When he does, he finds he has broken their law on marriage. But how could he avoid it? A Jedi cannot say “I think we should do X,” rather, he says “I feel we should do X.” A Jedi never tells people things: that implies possession of knowledge. Rather, he shares with them, which is, perhaps, why none but the Sith seem to think much.
Deadly Dogmatism
The animus against thought is the only constant theme. When Senator Palatine warns Anakin against the Jedi because they are too dogmatic and narrow-minded, when he says the Jedi need a larger view of the world, we know Anakin sees dogmatism as a bad thing. But when Anakin quotes Jesus to Obi-Wan, “You are either for me or against me” (Matthew 12:30), we find out from Obi-Wan that Jesus was a Sith Lord – “Only the Sith deal in absolutes.” The Sith are apparently evil because they are the dogmatists. Selfishness and dogmatism are equated.
Indeed, dogmatism seems to be the only thing everyone wants to avoid. As a result, the entire story line falls apart as everyone becomes a hypocrite.
Certainly the Jedi are hypocritical dogmatists. After all, we don’t see the Jedi sitting down with the Sith Lords in order to work out their differences in common council by negotiating a middle ground. Instead, the Jedi insist democracy and republics are better than emperors and empires. They prohibit killing the unarmed. They prohibit marriage, enjoin celibacy, and insist you feel your way out of a situation instead of think your way out.
Likewise, Padme is meant to represent the good, the mother-earth principle. As Anakin becomes a dark techno-geek in the most literal sense, Padme enters a white chamber to give glorious birth. Except the birth isn’t glorious. As the two are showcased in their respective surgeries, we are supposed to see some sort of contrast between them, but ironically, we see they are both cut from the same cloth.
Anakin is quite willing to slaughter innocent children and his own friends in order to save someone he has decided he can't live without (although, as the rest of the series shows, he does manage to survive without her). Likewise, Padme is willing to orphan her children because her husband is an ass. Instead of living for love, she dies from petulance.

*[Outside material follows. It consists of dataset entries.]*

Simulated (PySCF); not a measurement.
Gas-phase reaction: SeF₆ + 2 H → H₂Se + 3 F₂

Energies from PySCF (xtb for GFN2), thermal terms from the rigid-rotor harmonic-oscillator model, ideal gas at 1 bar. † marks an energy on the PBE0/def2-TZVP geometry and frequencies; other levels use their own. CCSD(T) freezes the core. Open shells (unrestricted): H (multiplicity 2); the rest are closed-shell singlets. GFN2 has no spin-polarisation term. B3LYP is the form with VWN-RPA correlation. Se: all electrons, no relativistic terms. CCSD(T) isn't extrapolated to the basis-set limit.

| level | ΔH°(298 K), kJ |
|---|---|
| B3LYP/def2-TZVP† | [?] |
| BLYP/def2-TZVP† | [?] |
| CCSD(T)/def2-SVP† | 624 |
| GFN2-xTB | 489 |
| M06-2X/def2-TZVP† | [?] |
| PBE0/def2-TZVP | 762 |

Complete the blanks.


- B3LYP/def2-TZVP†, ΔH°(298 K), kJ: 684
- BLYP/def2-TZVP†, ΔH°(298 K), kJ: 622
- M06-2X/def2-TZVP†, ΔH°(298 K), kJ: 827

Nobody gives a hot damn about the children. Even the Jedi preserve their lives primarily as insurance against the Sith, so they have a way to wrest back power when the children come of age. In this story, every person is a pawn to be used, in a completely objective and disinterested way, of course.
The Sith are the only honest characters in the film, in the sense that they lie, but they know why they lie and they are consistent in their lies.
In short, the whole series is not the clear-cut clash of good against evil that attracted thousands in the 1970’s. Instead, it is transformed into a sordid mess, a series of stupid people doing stupid things for stupid reasons.
But, as Mark Twain says, everyone is good for something, even if it’s only a bad example. If anyone wonders what life looks like to a pagan, watch the Star Wars series. Its incoherence, senseless violence and skewed perceptions of reality combine to demonstrate that without Christ at the center, life truly is but sound and fury, signifying nothing.
7 comments:
You got it exactly right. Except that the acting (short of Obi Wan) was pretty lame as well - my 8 year old could have read the cue cards better. The muddled theme seemed to fit with the muddled acting. But the effects were great.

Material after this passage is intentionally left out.